Portal Concepts
Last updated: 4 minutes read.
API Catalog
The API Catalog is a list of APIs that you have published to your portal.
The API Catalog entry is not a one-to-one map between an API you manage in Tyk, since you might want to compose multiple managed services into a single public-facing API Facade, a catalog entry is actually an entry that maps against a security policy.
From the API Catalog, a user can either:
- View the documentation for the API
- Request for a token to the API
When a developer requests a token, a new Auth token is generated on the linked policy, instead of the actual API, since you may wish to publish multi-tier access to the same API (E.g. Bronze / Silver / Gold).
Key Requests
A key request is a record that is generated when a developer requests an access token for an API published in the API Catalog. The Key request encompasses the following information:
Read more about them in the Key Request section
Multiple APIs for a single Key Request
New for v1.9, a developer can now request access to multiple APIs with a single key request. The APIs you group together via a single key should all be of the same authentication type.
To enable this functionality, select Enable subscribing to multiple APIs with a single key from the Portal Management Settings.
Edit APIs associated with a single Key Request
New for v1.9.4, if you have Enable subscribing to multiple APIs with a single key selected you can edit the APIs associated with the Key. You can perform the following:
- Remove access to existing APIs
- Subscribe to new APIs (of the same authentication type as the existing ones).
If a new API requires key approval, the new key request will be generated, and access to this API will be granted after your admin approves it.
Policies
In the context of the developer portal, a security policy is the main “element” being exposed to public access. The policy is the same as a standard policy, and the policy forms the baseline template that gets used when the portal generates a token for the developer.
Security policies are used instead of a one-to-one mapping because they encapsulate all the information needed for a public API program:
- Rate limits
- Quota
- Access Lists (What APIs and which versions are permitted)
- Granular access (Which methods and paths are allowed, e.g. you may want to only expose read-only access to the portal, so only GET requests are allowed)
- Multi-policy-management (With a Key, you can assign more than one policy to an APIs and each policy will have it’s own counter).

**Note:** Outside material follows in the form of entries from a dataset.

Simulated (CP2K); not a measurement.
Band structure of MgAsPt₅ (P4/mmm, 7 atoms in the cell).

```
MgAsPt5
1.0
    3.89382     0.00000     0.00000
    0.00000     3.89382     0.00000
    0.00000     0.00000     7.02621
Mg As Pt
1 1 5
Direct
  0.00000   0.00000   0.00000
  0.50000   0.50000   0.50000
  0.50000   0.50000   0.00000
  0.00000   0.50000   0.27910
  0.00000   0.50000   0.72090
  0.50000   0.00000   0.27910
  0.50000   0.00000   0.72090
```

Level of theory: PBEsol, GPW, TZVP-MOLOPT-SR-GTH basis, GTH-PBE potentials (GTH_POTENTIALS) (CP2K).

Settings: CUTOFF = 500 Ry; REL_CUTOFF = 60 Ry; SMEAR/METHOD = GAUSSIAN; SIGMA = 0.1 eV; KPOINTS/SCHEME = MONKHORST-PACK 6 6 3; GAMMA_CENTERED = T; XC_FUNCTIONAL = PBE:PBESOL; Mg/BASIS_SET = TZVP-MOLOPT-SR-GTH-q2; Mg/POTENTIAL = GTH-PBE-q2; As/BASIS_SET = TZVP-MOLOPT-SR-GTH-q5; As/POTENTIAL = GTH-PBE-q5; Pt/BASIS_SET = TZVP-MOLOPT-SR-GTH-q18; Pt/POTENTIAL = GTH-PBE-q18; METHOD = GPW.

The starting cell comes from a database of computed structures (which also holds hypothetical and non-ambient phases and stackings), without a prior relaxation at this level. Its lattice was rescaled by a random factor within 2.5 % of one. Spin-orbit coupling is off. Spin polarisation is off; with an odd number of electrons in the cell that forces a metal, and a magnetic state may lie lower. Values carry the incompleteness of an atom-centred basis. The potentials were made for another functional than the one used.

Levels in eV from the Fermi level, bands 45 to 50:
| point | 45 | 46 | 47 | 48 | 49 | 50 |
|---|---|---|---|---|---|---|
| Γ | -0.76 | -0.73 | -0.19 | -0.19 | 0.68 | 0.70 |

Within the developer portal admin area, under a developer record, you will see their subscriptions. Those subscriptions represent the tokens they have and their policy level access. It is possible to then “upgrade” or “downgrade” a developers access without actually managing their token, but just assigning a new policy to that token.
Documentation
Within the portal, documentation is what a developer can use to learn how to access and use your APIs.
The developer portal supports two types of documentation, and will render them differently:
- API Blueprint - this is rendered to HTML templates using Jade and Aglio.
- Swagger/OpenAPI (OpenAPI 2.0 and 3.0 are supported) - either by pasting your Swagger JSON or YAML content into the code editor, or by linking to any public facing Swagger URL. The URL version can be rendered using Swagger UI which offers a sandbox environment where developers can interact with your API from the browser.
Note
Support for API Blueprint is being deprecated. See Importing APIs for more details.
Within an API Catalog entry, documentation must be attached to the catalog entry for it to be published.
Developers
Within the developer portal, a developer is an end-user that has access to the developer portal section of the portal website. This user is completely separate from Tyk Dashboard users and they do not ever intersect (they are also stored separately).
A developer record consists of some basic sign-up information and a set of admin-definable fields that get attached to the developer as metadata.
Within the developer view of the Tyk Dashboard, it is possible to manage all access of a developer, including the access levels of their tokens.